New York -- The second-screen market is steeped in HTML 5 technology, and manufacturers need to "sync" up with this technology to better streamline the user experience.
"The market is [in] HTML 5," said Jonathan Ruff, senior director, technology applications, Arris."That's where the vast majority of developers are."
Ruff added that the HTML 5 technology is already in set-top boxes, but needs to be implemented into tablets to better streamline the experience. "That's really the value of HTML 5," he says, "is getting [the content experience] across these platforms."
Those comments came during the "Tablet Tune-Ins: Syncing Up with the Second Screen" panel at NewBay Media's "TV in a Multiplatform World" event here Thursday at the Westin. The panel was moderated by Multichannel News' technology editor Jeff Baumgartner.
"[HTML 5] allows us to have greater ubiquity or get to more platforms faster," noted Dina Juliano, VP, user experience and product design, HBO. "It takes away the time we spend on building the individual platform or an individual piece of something."
For Brian Fuhrer, senior VP, product leadership, Nielsen, his dealings with second-screen technology come with clients consistently asking him when the measurement company will implement its announced plan to incorporate tablet and iPad viewing into its metrics.

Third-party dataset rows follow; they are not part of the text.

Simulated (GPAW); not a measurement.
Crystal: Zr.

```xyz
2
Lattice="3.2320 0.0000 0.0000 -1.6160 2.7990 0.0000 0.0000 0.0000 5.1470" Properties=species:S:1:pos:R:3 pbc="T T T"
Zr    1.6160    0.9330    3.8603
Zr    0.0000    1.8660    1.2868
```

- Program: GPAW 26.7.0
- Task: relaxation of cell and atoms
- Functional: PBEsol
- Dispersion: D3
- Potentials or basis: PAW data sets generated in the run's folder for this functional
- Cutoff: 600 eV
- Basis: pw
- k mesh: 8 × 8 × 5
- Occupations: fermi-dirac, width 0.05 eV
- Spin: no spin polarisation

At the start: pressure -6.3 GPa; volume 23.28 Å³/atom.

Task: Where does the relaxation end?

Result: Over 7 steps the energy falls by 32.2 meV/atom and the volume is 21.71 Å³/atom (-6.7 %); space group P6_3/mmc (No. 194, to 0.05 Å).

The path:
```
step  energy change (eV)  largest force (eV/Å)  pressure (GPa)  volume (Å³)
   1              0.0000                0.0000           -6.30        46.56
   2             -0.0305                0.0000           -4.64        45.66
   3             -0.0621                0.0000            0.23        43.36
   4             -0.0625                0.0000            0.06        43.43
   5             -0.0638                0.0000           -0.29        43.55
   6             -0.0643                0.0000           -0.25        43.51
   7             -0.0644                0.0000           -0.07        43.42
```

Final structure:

"I won't say that it's been 'tablet hysteria' since then," said Fuhrer. "But it's definitely the No. 1 question that we get." He noted that Nielsen has to fight the perception that it's "100% penetration." He said that of their TV panels, about 25% have a tablet and 16% have an iPad, noting that numbers are growing. "Clearly, the penetration is really continuing," he said.
Alan Hoff, VP of strategic marketing, SeaChange International, while championing the "unifying promotion capabilities" of HTML 5, summed it up thusly.
"The ease of which we discover stuff on the tablet -- [that's] really what drives the desire," he said.